First of Two Tax Forms Needed:
Schedule B Interest and Dividend Income.

Click on the image to enlarge.

2011SchB1040.PNG

The interest received from the note or contract receivable will show up on Schedule B, right along with the interest from a credit union or bank. You can usually spot it because the source does not sound like a financial institution. If 'Linda Keith' is listed as a payer, then the borrower likely has a note or contract receivable from me.

The amount showing on the Schedule B is only the interest. So unless I am paying interest-only, it does not show the entire cashflow provided by the note or contract.

Second of Two Tax Forms Needed:
Form 6252 Installment Sales

Click on the image to enlarge.

2011f6252.PNG

Check Line 21: Payments received during the year NOT including interest. This is the principal payments received during the year.

Calculate amount received and then what?

You can add the interest income from Schedule B to the Installment Sale principal received from Form 6252 Line 21 to find out how much I paid (and the borrower received) in 2011. That is historical cashflow. If that is what you want, you are done.

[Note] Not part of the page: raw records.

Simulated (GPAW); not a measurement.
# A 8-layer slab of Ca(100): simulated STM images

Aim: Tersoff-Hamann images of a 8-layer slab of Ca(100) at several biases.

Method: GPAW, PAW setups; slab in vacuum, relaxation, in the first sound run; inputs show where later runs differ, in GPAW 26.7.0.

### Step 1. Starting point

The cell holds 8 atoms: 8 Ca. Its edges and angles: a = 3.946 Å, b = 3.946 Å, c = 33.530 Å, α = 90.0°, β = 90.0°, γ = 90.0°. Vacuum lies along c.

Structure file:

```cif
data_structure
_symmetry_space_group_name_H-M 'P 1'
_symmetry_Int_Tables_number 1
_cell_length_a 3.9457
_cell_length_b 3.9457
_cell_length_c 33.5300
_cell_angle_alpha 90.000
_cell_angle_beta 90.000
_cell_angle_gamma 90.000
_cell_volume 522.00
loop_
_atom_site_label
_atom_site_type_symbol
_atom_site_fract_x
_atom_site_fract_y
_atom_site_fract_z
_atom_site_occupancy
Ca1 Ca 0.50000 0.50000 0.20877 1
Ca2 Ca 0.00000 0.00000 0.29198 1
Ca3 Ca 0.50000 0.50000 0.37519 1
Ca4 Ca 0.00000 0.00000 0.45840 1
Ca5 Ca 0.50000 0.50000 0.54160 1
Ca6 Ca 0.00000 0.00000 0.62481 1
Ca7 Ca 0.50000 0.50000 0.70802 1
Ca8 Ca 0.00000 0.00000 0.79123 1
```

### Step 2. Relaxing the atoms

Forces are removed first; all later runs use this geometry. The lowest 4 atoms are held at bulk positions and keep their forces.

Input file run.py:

If you want recurring cashflow, you still need a copy of the contract. From there you can determine how much longer the borrower will be receiving the payments.

How to spot a red flag:
Compare the contract and the tax return

If you want to know whether your borrower is receiving payments as agreed, compare the terms of the contract to the amount calculated as received from Sch B and the 6252. If they don't give you the same answer you have uncovered a red flag.

Perhaps the payer was not paying as agreed. And if that is the case, you'll have to decide whether to count it going forward even if the contract says there are plenty of years left on the contract.